Scenario: Comparing four columns using different matching methods and collecting encountered duplicates - 6.1

Talend Components Reference Guide

EnrichVersion
6.1
EnrichProdName
Talend Big Data
Talend Big Data Platform
Talend Data Fabric
Talend Data Integration
Talend Data Management Platform
Talend Data Services Platform
Talend ESB
Talend MDM Platform
Talend Open Studio for Big Data
Talend Open Studio for Data Integration
Talend Open Studio for Data Quality
Talend Open Studio for ESB
Talend Open Studio for MDM
Talend Real-Time Big Data Platform
task
Data Governance
Data Quality and Preparation
Design and Development
EnrichPlatform
Talend Studio

This scenario describes a four-component job aiming at collecting in two separate files all unique entries and all duplicate entries from few defined processed columns based on the Levenshtein and Double Metaphone matching types.

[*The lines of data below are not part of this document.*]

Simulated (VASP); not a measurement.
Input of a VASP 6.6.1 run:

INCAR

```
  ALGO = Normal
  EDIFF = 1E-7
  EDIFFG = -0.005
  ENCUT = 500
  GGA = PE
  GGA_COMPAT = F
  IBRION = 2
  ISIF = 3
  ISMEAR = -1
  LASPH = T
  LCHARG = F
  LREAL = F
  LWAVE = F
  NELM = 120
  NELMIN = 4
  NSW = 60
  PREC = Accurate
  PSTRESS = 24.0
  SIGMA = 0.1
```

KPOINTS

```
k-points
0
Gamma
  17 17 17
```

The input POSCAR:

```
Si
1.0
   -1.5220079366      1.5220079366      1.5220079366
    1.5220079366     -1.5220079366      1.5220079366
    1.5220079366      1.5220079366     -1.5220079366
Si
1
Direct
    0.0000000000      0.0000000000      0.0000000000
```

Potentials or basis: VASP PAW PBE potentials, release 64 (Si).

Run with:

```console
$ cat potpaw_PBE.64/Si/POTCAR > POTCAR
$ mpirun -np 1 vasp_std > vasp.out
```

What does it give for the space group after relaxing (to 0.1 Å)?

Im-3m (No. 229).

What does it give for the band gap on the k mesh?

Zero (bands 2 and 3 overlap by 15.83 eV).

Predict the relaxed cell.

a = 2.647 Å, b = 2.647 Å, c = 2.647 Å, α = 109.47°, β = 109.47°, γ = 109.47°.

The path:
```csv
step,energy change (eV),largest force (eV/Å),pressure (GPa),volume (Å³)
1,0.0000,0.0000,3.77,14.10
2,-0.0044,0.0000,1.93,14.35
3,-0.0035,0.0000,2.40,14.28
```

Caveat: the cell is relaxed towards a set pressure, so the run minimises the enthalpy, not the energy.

The input file in this example looks like the following:

ID;Status;FirstName;Email;City;Initial;ZipCode
1;married;Paul;pnewman@comp.com;New York;P.N.;55677
2;single;Raul;rnewman@comp.com;New Ork;R.N.;55677
3;single;Mary;mnewman@comp.com;Chicago;M.N;66898

Setting up the Job

  1. Drop tFileInputDelimited, tFuzzyUniqRow, and two tFileOutputExcel components from the Palette onto the design workspace.

  2. Connect tFileInputDelimited to tFuzzyUniqRow using the Main link, tFuzzyUniqRow to the tFileOutputExcel components using the Uniques link with one and the Duplicates link with the other.

Configuring the components

  1. Double-click tFileInputDelimited to open its Basic settings view and define its properties.

  2. Click the three-dot button next to the File Name field to browse to the file holding the input data.

  3. If needed, set Header, Footer, and Limit.

    For this scenario, set Header to 1. Footer and limit for the number of processed rows are not set.

  4. Click Edit schema to open a dialog box where you can describe the data structure of the source delimited file.

    In this scenario, the source schema is made of the following columns: ID, Status, FirstName, Email, City, Initial, and ZipCode.

  5. Double click tFuzzyUniqRow to display its Basic settings view and define its properties.

  6. In the Key Attribute column, select the check boxes next to the columns you want to check using the defined matching method, Firstname, Email, City, and ZipCode in this example.

  7. In the Matching Type column, set the matching methods you want to use on each of the selected columns.

    In this example, Leveshtein is to be used as the matching method for the FirstName, Email, and ZipCode columns, Double Metaphone is to be used as the matching method for the City column.

    Then set the minimum and maximum distances for the Levenshtein method. In this method, the distance is the number of character changes (insertion, deletion or substitution) that needs to be carried out in order for the entry to fully match the reference. In this example, we want the min. distance to be 0 and the max. distance to be 2. This will output all entries in the FirstName, Email, and ZipCode columns that exactly match or that have maximum two character changes. There is no minimum nor maximum distance to set for Double Metaphone because this matching method is based on phonetic discrepancies in the input data.

  8. Double click the first tFileOutputExcel to display its Basic settings view and define its properties.

  9. Set the destination file name as well as the Sheet name and select the Include header check box.

  10. Do the same for the second tFileOutputExcel.

Executing the Job

  • Save your Job and click F6 to execute it.

tFuzzyUniqRow uses the Levenshtein method to compare each of the three defined columns separately, it uses the Double Metaphone method to compare data in the City column, and finally passes the unique and duplicate rows to the defined output files. In our example, the first two rows match, hence the second row will go in the "duplicates" output.

The generated FID column gives a reference identifier of the original record which the current record refers to.

The third row is unique and will go in the "uniques" output.

The generated UID column is an identifier generated for the main record.